[PATCH] riscv:lib: optimize memcmp with ld insn

Yipeng Zou zouyipeng at huawei.com
Fri Sep 2 03:32:24 PDT 2022


在 2022/9/1 23:40, Conor.Dooley at microchip.com 写道:
> On 01/09/2022 14:53, Yipeng Zou wrote:
>> EXTERNAL EMAIL: Do not click links or open attachments unless you know the content is safe
>>
>> 在 2022/8/31 21:16, Conor.Dooley at microchip.com 写道:
>>> On 31/08/2022 14:07, Yipeng Zou wrote:
>>>> riscv:lib: optimize memcmp with ld insn
>>> Minor nit: "riscv: lib:
>> ok
>>>> EXTERNAL EMAIL: Do not click links or open attachments unless you know the content is safe
>>>>
>>>> Currently memcmp was implemented in c code(lib/string.c), which compare
>>>> memory per byte.
>>>>
>>>> This patch use ld insn compare memory per word to improve. From the test
>>>> Results, this will take several times optimized.
>>> Hey Yipeng,
>>> Could you share some more information about the tests you did?
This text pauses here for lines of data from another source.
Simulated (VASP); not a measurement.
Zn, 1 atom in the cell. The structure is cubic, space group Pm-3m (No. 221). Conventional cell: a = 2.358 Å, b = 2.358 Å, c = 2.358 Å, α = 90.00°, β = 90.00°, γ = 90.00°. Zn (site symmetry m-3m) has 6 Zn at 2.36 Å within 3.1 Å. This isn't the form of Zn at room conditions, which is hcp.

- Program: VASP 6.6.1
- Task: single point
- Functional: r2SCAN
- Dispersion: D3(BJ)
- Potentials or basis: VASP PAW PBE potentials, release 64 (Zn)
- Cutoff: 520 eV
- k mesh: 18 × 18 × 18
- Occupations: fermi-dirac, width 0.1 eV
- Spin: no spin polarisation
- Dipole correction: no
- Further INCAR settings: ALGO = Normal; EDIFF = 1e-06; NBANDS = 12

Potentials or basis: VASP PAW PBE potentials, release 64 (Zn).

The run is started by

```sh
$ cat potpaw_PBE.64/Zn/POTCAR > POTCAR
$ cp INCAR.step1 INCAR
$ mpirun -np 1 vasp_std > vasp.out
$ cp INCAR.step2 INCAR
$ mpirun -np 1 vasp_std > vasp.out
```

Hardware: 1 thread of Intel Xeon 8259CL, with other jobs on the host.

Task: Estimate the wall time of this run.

>>> The test results showing the % improvement would be nice :)
>>> Thanks,
>>> Conor.
>> Ofcourse, But My board was not ready, So i just test this patch on qemu
>> RV64 & RV32 .
>>
>> Alloc 8,4,1KB buffer to compare, each loop 10k times.
> I fixed that up since it was fairly unreadable..
>
> Size(B) Min(ns) AVG(ns) //before
>
> 8k      40800   46316
> 4k      26500   32302
> 1k      15600   17965
>
> Size(B) Min(ns) AVG(ns) //after
>
> 8k      16100   21281
> 4k      14200   16446
> 1k      12400   14316
Sorry, the text format is broken and thank you very much for fix that up.
>
> I think putting this into the commit message would be nice.
>
> I am no whizz on these kinds of things, but with the commit message
> fixed up:
> Reviewed-by: Conor Dooley <conor.dooley at microchip.com>
Will putting this in v2 and thanks again.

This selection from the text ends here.